Here’s the Deal
It was a nail-biter up until the final vote, but on Monday, August 1, just hours before the Treasury-imposed deadline, the House passed legislation allowing for an increase in the debt ceiling.
The House voted 269–161 to pass the bill, once called “An Original Bill to Make a Technical Amendment to the Education Sciences Reform Act of 2002″ but now gutted and reborn as the Debt Control Act of 2011. (Roll call votes at the embedded link.) As of this writing, the Senate has scheduled a vote for noon Tuesday August 2, but passage is virtually certain.
As I watched the drama unfold, first from an unfamiliar hotel room and then in an airport waiting area, I found myself asking two questions.
1. How did this come to pass? What were the House whips doing?
2. What’s in the deal?
So, here’s the deal.
By noon Monday, Nate Silver was suggesting that the bill might fail in the House by a narrow margin, 212–219. Minority Leader Pelosi, who as a smart politician was keeping her powder dry, and her second-in-command, Minority Whip Steny Hoyer, both threw their full support behind the bill in the debate on the House floor. In just three hours, that brought the whip count to 225 yeas (Silver) or 252 yeas (The Hill). Nate thought the 252 an over-estimate, but in the event, it was an under-estimate.
There may have also been a groundswell because of the return of Rep. Gabrielle Giffords (D-Arizona), who re-entered the House to thunderous applause and voted with the yeas. Clearly, the Democrats pulled out all the stops to make this happen.
What fascinated me was that rarity of recent days, where the two whips, on either side of the aisle, must have been in constant communication to ensure the measure had a sufficient number of yeas. Measures like PPACA had only one party’s support, so there was no need (for example) for the Democratic whips to know what the Republican whips were doing, since they’d assume the minority party was agin whatever was proposed. Similarly, in the 112th Congress, the Republican whips have not needed to consult with Democratic whips. But this process must have required a sort of bipartisan coöperation so that disaster could be averted. Clearly, many of the Democrats and Republicans were released to vote their conscience, or at least vote strategically. Republicans voted 174–66 in favor of the bill (slightly under The Hill’s final whip count), while Democrats split evenly at 95–95 (outperforming The Hill’s final whip count by 23 votes). The Tea Party Caucus members claimed before the vote that they would not approve a debt ceiling increase regardless of the circumstances. However, Tea Party Caucus members voted 32–28 in favor of the bill, indicating that a majority never really intended to kill the hostage in the first place. It was a bluff.
What’s in the proposal? The bill text may be found here.

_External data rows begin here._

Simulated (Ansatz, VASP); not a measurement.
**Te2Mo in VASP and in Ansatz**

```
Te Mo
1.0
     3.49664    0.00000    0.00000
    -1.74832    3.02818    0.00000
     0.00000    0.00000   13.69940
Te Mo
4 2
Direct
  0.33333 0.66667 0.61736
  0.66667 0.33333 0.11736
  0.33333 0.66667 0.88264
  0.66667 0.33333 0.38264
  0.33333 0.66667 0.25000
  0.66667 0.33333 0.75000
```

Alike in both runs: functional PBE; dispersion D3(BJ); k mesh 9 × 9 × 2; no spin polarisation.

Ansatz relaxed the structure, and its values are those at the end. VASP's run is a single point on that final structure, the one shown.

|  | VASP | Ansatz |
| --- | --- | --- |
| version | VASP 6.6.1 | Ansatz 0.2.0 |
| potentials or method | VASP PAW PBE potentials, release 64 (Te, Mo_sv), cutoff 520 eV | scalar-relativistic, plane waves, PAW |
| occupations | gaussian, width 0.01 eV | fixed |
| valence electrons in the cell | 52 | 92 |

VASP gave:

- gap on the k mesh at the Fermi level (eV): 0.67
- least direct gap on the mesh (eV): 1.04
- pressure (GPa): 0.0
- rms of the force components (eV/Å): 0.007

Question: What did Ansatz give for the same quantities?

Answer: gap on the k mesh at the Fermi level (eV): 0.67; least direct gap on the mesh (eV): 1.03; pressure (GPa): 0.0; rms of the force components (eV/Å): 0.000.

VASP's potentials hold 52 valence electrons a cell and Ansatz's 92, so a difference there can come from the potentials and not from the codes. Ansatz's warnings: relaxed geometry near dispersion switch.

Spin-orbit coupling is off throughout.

For Herman Cain and others who don’t like reading legislation, former Biden advisor Jared Bernstein has blogged on what the bill means. There is a $2.4 trillion promise of reductions, but that’s over a ten-year span and I would consider such projections highly speculative. For fiscal 2012, which begins October 1, 2011, the promised reduction is a paltry $21 billion ($22 billion by some estimates, still not much). In 2013, a big jump to a $157 billion cut is mandated. Over the ten-year period, these cuts compound to over $2 trillion. These larger cuts are to be found by a bipartisan commission which has yet to be constituted.
There’s something for everyone to hate. For the Tea Party, there’s the specter of tax increases, or at least the expiration of Bush-era tax cuts, which are likely to be recommended by the bipartisan commission formed by the bill. For the left, there’s the feeling that President Obama totally capitulated to hostage-takers and predictions of a complete and utter destruction of the economy. Keynesian economists continue to insist that the economy may be driven into a second recession because of the reduction of economic stimulus. If this happens, the bill could increase rather than decrease the deficits by reducing revenue even more than spending. Bloomberg, not normally a left-leaning organization, also hates the deal. The Heritage Foundation really hates the automatic trigger provision.
Glenn Greenwald, who is well to the left of the President but a political pragmatist at heart, gives what I believe is a pretty good rundown of why the debt ceiling deal was not a capitulation by President Obama. As he says,
Obama’s so-called “bad negotiating” or “weakness” is actually “shrewd negotiation” because he’s getting what he actually wants (which, shockingly, is not always the same as what he publicly says he wants). In this case, what he wants — and has long wanted, as he’s said repeatedly in public — are drastic spending cuts. In other words, he’s willing — eager — to impose the “pain” Cohn describes on those who can least afford to bear it so that he can run for re-election as a compromise-brokering, trans-partisan deficit cutter willing to “take considerable heat from his own party.”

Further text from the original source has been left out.